Have you ever noticed that sadness makes the world seem just a little more gray and dull? Well, it turns out that there may be some scientific evidence to back up that feeling. A new study published in Psychological Science, a journal of the Association for Psychological Science, seems to suggest that sadness actually does change color perception in some people.
“Our results show that mood and emotion can affect how we see the world around us,” says psychology researcher Christopher Thorstenson of the University of Rochester, first author on the research. “Our work advances the study of perception by showing that sadness specifically impairs basic visual processes that are involved in perceiving color.”
The research presented in Psychological Science shows that participants in the study were less accurate in identifying colors when induced with sadness. And this isn’t the first study to suggest a correlation between emotions and visual perception.
SADNESS AND COLORS: THE FIRST STUDY
The first study used a focus group of 127 undergraduates. In it, the participants were randomly split into two groups: one would watch an emotional clip meant to induce sadness while the other half would watch a standup comedy clip. The researchers believed the group who had to watch the sad clip would be less accurate in identifying colors.

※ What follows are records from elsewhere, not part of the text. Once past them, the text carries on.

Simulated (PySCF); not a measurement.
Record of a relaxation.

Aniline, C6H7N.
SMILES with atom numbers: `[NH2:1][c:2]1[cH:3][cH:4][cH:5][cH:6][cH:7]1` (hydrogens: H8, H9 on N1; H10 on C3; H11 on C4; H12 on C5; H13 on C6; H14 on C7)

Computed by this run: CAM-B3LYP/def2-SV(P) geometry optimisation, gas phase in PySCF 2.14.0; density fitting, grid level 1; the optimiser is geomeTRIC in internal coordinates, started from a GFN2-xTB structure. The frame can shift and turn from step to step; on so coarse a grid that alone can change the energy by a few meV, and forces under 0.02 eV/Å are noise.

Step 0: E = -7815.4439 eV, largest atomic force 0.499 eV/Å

When both groups were finished with the clips, they were asked to identify whether 48 desaturated color patches were red, yellow, green, or blue. Just like the researchers thought, the group who watched the video on sadness were less accurate in identifying the correct colors.
THE SECOND STUDY
Another study had a similarly sized group of undergraduates. This experiment was almost identical the previous one, but was compared to a neutral clip rather than a comical clip. Again, the group that watched the sad video had difficulty in identifying color specifically on the blue-yellow spectrum when compared to the other group.
The fact that participants only had trouble identifying one color spectrum means that the results can’t be skewed based on a lack of effort.